Ephesians 5 has taken a lot of heat because of this verse 22: “Wives, be subject to your husbands as you are to the Lord.” If we read Sunday’s passage carefully, Paul is loading a heavier burden onto the husband’s shoulders than onto the wife’s. In his challenging and inspiring exhortations for husbands to sacrificially love their wives, he is advocating a form of wife-carrying to otherwise self-focused men in Ephesus.
There are plenty of ways we can encourage fathers to live their calling and to love their families well: the example of the fatherhood of God, biblical models of fatherhood — both good and bad — that we can learn from, and passages on parenting like the one that comes later in Ephesians.
But given the abysmal state of American marriages and family systems today, we want to encourage men that one of the best ways to be a loving father is to be a loving husband first.
That bears repeating: One of the best ways to be a loving father is to be a loving husband first.
This passage brings up challenging ideas of what love means, and offers us a guide for spiritual reflection on how well we are doing at wife-carrying. But while most men can read a repair manual or explain a zone defense, they can’t read and explain their wives as well as they should be able to.
All people have one or two natural ways that they give or communicate love as well as ways that they receive love. Often the way we give and receive is the same, but it isn’t always the case that the way a husband and wife give and receive love is the same. Hence love is like a language which is received only if it is understood.

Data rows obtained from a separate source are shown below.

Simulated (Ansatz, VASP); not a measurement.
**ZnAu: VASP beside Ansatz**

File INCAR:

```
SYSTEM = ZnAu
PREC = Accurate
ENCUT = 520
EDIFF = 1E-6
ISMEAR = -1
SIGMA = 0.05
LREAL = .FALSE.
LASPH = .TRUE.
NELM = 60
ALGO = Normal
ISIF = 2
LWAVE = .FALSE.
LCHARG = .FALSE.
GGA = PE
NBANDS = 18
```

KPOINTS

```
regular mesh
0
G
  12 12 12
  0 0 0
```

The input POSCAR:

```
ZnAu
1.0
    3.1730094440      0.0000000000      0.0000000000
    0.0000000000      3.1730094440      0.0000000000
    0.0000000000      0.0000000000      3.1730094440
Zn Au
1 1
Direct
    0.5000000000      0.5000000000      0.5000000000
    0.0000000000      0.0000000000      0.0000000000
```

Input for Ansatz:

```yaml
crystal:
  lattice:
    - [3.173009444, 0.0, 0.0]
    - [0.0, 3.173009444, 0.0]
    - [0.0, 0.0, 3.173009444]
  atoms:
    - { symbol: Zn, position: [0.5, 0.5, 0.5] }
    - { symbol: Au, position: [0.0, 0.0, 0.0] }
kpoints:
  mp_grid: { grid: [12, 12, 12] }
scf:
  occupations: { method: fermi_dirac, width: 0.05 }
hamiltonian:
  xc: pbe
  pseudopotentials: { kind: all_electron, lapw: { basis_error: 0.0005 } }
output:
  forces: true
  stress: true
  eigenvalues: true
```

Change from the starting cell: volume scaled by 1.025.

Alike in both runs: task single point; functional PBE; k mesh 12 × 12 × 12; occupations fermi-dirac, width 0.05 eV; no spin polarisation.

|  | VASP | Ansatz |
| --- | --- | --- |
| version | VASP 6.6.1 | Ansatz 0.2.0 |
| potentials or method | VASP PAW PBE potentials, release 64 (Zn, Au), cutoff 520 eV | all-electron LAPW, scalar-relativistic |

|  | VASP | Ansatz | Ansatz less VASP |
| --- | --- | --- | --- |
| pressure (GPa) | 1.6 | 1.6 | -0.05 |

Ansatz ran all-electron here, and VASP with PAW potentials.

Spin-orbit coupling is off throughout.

There are five common love languages about spending quality time together, sharing words of encouragement, giving gifts, physical touch and acts of service.
To love well, husbands must be committed students of their wives, learning how they naturally receive love then learning how to better love them in that way.
Benjamin Franklin noted with sarcastic observation, “One good Husband is worth two good Wives; for the scarcer things are the more they’re valued.”